Release Date: May 29
Director: Matt Tyrnauer

Cinematography: Tom Hurwitz

Studio/Run Time: Acolyte Films, 96 mins.

Film about legendary designer is a promising debut

Vanity Fair writer and Editor-at-Large Matt Tyrnauer’s first documentary Valentino: The Last Emperor traces the famed Italian designer as he debuts a new collection in Paris, plans his 45th anniversary party in Rome and deals with the vicissitudes that inevitably come with handing one’s life’s work over to a 21st century multinational corporation. At his side every step of the way is his longtime business partner (and life partner) Giancarlo Giammetti, adding a poignant note of family drama to the film.

The film is visually dazzling, as Valentino’s world is the world of a man unabashedly in love with beauty, and Tyrnauer wisely gives Tom Hurwitz’s lush visuals sufficient room to breathe, lingering over architecture, furnishings, sets and, of course, those incomparable dresses. The majestic score, appropriately enough, is largely drawn from classics by Nino Rota, Fellini’s favorite and the patron saint of Italian film composers. It’s fascinating to see Valentino’s seamstresses (whom he calls “the girls,” although many of them are grandmothers) work. And there’s an elegiac element here, as Valentino is the last of the la dolce vita lions, a man of authentic couture somewhat out of time in an era of mass-produced “high fashion.”
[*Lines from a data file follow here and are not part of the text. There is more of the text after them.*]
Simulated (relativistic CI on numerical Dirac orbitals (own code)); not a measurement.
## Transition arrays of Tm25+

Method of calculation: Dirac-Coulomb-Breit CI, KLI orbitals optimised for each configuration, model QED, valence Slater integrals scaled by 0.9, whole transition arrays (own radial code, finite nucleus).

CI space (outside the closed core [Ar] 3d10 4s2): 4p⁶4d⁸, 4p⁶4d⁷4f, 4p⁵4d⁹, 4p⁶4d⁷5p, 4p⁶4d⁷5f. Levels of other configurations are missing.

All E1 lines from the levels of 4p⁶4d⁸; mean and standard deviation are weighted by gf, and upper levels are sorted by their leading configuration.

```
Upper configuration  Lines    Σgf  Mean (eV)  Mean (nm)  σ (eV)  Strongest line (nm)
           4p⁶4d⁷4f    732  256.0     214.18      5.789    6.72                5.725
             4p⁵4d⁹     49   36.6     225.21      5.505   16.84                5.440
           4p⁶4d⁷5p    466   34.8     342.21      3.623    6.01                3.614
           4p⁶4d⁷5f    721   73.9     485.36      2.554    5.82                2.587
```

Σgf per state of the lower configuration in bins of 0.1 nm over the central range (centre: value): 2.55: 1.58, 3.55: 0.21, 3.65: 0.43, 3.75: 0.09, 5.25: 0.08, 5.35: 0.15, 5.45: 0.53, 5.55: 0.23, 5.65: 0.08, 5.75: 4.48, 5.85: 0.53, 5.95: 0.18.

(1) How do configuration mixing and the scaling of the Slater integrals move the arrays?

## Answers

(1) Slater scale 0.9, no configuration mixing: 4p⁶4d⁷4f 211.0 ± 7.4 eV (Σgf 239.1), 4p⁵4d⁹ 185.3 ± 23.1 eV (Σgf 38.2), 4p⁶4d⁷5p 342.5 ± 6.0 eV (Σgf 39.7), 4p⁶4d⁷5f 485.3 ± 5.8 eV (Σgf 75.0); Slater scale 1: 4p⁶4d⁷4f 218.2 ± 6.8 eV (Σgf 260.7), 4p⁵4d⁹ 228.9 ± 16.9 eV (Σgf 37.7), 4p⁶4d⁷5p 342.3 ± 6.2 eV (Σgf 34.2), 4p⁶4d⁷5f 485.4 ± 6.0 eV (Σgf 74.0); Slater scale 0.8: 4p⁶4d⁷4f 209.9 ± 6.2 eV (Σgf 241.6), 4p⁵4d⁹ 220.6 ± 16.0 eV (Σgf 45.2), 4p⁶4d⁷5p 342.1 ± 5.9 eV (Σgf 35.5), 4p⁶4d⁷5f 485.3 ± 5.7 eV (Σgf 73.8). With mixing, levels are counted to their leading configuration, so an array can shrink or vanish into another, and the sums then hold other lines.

The whole thing would be compelling enough as a fascinating study of that world. But despite all its spectacle, at its true heart the film is simply a love story, an exploration of the unique and complicated relationship between its two protagonists. As Giancarlo Giammetti himself declares, “This isn’t a story about fashion or about money. It’s a story about love.” Valentino’s success would have been inconceivable without not only Giammetti’s steering of the business, but also his unwavering—and sometimes seemingly unappreciated—love. In his acceptance speech of the French Legion d’Honeur, Valentino reaches Giammetti in his list of acknowledgments and very nearly breaks down. It’s a telling moment for a man who has seemed petulant and difficult (though elegantly so, as always) for much of the film.